Patterns and nulls

Fri Mar 16 00:01:46 UTC 2018

After going over this in more detail, I have some simplifications we can 
apply to this regarding null, default, and exhaustiveness.

Key observation: we were subtly taking sides on the accept nulls vs 
reject nulls divide, and that left us in a hard-to-{explain,defend} 
place.  Instead we should make it so that both null-lovers and 
null-haters have reasonable idioms for doing their favorite thing.  (And 
we almost started doing the same thing with exhaustiveness for statement 
switches, but we pulled back from that precipice.)

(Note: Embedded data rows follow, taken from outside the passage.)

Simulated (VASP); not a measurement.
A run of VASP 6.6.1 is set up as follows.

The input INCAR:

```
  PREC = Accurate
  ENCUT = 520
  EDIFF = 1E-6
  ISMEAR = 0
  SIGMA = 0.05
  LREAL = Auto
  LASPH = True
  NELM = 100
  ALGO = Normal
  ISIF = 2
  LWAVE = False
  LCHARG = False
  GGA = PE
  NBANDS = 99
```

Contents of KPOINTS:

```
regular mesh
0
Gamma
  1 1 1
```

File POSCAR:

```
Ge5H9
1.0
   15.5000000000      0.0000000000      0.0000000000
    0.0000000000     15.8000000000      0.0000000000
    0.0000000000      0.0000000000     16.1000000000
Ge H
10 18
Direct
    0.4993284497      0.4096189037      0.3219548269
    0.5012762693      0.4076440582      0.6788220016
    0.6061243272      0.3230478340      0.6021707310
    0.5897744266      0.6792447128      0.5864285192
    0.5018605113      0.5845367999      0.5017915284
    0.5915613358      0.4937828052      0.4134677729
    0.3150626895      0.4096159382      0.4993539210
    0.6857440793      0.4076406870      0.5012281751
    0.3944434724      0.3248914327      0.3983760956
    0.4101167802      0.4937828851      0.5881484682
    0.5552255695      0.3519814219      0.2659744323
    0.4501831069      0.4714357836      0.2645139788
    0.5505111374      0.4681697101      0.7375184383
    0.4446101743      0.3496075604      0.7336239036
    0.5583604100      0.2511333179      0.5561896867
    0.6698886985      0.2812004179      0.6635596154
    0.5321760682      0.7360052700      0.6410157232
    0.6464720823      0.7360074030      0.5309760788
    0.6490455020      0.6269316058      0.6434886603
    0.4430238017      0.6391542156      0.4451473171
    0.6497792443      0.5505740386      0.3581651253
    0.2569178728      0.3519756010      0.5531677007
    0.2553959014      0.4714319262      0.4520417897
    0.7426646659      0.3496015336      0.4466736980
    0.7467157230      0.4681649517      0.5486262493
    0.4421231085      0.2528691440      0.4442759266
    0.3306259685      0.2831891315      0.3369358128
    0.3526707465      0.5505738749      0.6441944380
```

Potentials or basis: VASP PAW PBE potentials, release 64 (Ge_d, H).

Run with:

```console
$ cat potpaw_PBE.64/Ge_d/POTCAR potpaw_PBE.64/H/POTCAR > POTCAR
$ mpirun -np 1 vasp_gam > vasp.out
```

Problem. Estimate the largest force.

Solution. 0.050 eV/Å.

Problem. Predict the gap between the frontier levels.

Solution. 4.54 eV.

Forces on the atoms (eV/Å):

The basic changes to the below story are:
  - We don't need the distinction between constant switches and pattern 
switches, except in some tiny corners of the spec;
  - Default need not be shuffled out to retirement; it means "anything 
else, except null", and can be used in any switch;
  - We define a category of _types_ that are "exhaustible", which means 
its possible to cover all the values without a catch-all. This include 
enums, some primitives (definitely boolean, maybe byte, eventually maybe 
others, especially if we add ranges), and, when we have them, sealed types.
  - A switch is exhaustive if (a) it is over an exhaustive type and all 
cases are explicitly covered, (b) it contains a "default" case, or (c) 
it contains a total pattern case.
  - A switch NPEs on null if it contains neither "case null" nor a total 
type test pattern.
  - An expression switch over an exhaustive type that contains neither a 
default nor total type pattern will throw some exception 
(MatchException, ICCE, etc) when it encounters a target that didn't 
exist at compile time (an enum constant or sealed type member added 
later via separate compilation).

All the rest still holds.

What was missing, and what made me uncomfortable, was not that we were 
biasing "case Object" towards including null, but not having a way to 
finish the switch with "everything, except null" -- which is what is 
natural in some cases.  So now, the null-lovers can use an explicit case 
null, or use "Object" (or var or _ or some other total pattern) at the 
bottom of their switches and the nulls are lumped in there.  The 
null-haters can keep using default, and the switch NPEs just like it 
always did.  And its fairly easy to look at a switch (does it have case 
null, or a null-accepting total pattern (which is always last)?) and 
tell what it does on null.

There's a similar divide on exhaustiveness for statement switches.  Some 
people think biasing towards exhaustiveness is a good idea; some think 
that switch is just like "if", and not all if's need an "else", and any 
push towards exhaustiveness is meddling.  For the exhaustiveness-lovers, 
they can manually enumerate all the cases (enums, sealed type members), 
and have a throwing default which will detect unexpected targets that 
would be impossible at compile time.  (At some point, maybe we'll help 
them by adding support for "default: unreachable", which would provide 
not only runtime detection but would enlist the compiler's flow analysis 
as well.)  For the non-exhaustiveness-fans, just don't use default or 
other total pattern.  Everyone can get what they want.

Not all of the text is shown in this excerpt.